24 June 2008

The King Beggars Belief

Perusing this months copy of that most worthy of CAMRA branch publications the Nottingham Drinker, I came across this little gem in the letters section...


In response to your article ‘Conned Rudolph’ in the April / May issue of Nottingham Drinker. I’d like to give you a bit of background as to why we reduced the ABV of Rocking Rudolph from 5% to 4.5%.We completely agree with you – Rocking Rudolph is a great beer – and we wanted more people to enjoy it during the festive season. Part of our commitment when we acquired Hardys and Hanson’s was to get their superb collection of beers to more drinkers. The proof is, since we’ve lowered the ABV, we’ve managed to distribute Rocking Rudolph to 23% more pubs in 2007 than the previous year.

We continue to brew all of Hardys and Hansons beers, with the exception of H&H Mild, which is still available in keg format. The reason for this is that when we became responsible for the Hardys and Hansons business, only three per cent of H&H Mild was sold in cask (26 pubs in total) so it was economically unviable for us to brew as a cask beer.

Greene King is committed to cask ale quality and the Hardys and Hanson’s quality manager, Roger Walters, has remained with us to ensure we have the best quality processes in place and continue maintain consistency of H&H beers.

Fiona Hope, Marketing director, Greene King Brewing Company

The editor replies:

Your letter certainly confirms that our heading “Conned Rudolph” was right then!

The beer was sold with a pump clip that declared “Hardy’s and Hanson’s - Rocking Rudolph”. Well common sense suggests that if you reduce the strength of a beer from 5% to 4.5% then it is not going to be remotely anything like the original. Add the fact that you have closed down the Hardys and Hansons brewery with this beer being brewed at the Greene King Brewery in Bury St Edmunds so why try to hoodwink the public into believing it was the same beer that was produced in Kimberley in 2006?

How about treating your customers with a bit of respect for a change, instead of trying to mislead them into believing that long closed breweries are still brewing? In our opinion, Hardy’s and Hanson’s Bitter and Olde Trip taste nothing like they did when they were brewed in Kimberley so why not let these once excellent beers pass into history with their proud reputation still intact?

Instead how about selling your beers in an open and honest way as Greene King beers, not Morland, Ruddles, Ridleys, Rayments or Hardy’s & Hanson’s, or are you ashamed of your own name?

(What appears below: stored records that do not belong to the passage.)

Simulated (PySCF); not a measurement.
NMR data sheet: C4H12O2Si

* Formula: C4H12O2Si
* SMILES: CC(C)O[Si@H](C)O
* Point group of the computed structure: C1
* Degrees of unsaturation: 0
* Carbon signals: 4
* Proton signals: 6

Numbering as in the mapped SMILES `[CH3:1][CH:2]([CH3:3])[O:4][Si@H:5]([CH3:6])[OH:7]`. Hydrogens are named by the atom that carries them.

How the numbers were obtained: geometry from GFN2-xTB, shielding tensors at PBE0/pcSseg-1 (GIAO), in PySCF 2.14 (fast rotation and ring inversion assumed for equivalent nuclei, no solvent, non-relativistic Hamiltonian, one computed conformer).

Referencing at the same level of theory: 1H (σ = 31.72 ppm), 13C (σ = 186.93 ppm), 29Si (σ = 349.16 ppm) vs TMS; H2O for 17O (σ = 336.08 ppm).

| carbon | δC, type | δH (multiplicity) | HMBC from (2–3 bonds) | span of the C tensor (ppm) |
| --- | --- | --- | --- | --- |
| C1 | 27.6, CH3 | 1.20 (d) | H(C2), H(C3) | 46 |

Oh and by the way, correct us if we are wrong, but is a quality manager not responsible for the condition in which beer is sold in the pubs? In which case he has nothing to do with brewing or marketing the beers and so your final sentence appears to be irrelevant to the issue!

You have to wonder how on earth GK have managed to become such a powerful force when they're employing people capable of such ineptitude and who clearly have such little understanding of the market they claim to serve...


1 comment:

  1. Tossers! It's a different beer entirely and should be named thus preferably with the Greed Kerching nomenclature.


Note: only a member of this blog may post a comment.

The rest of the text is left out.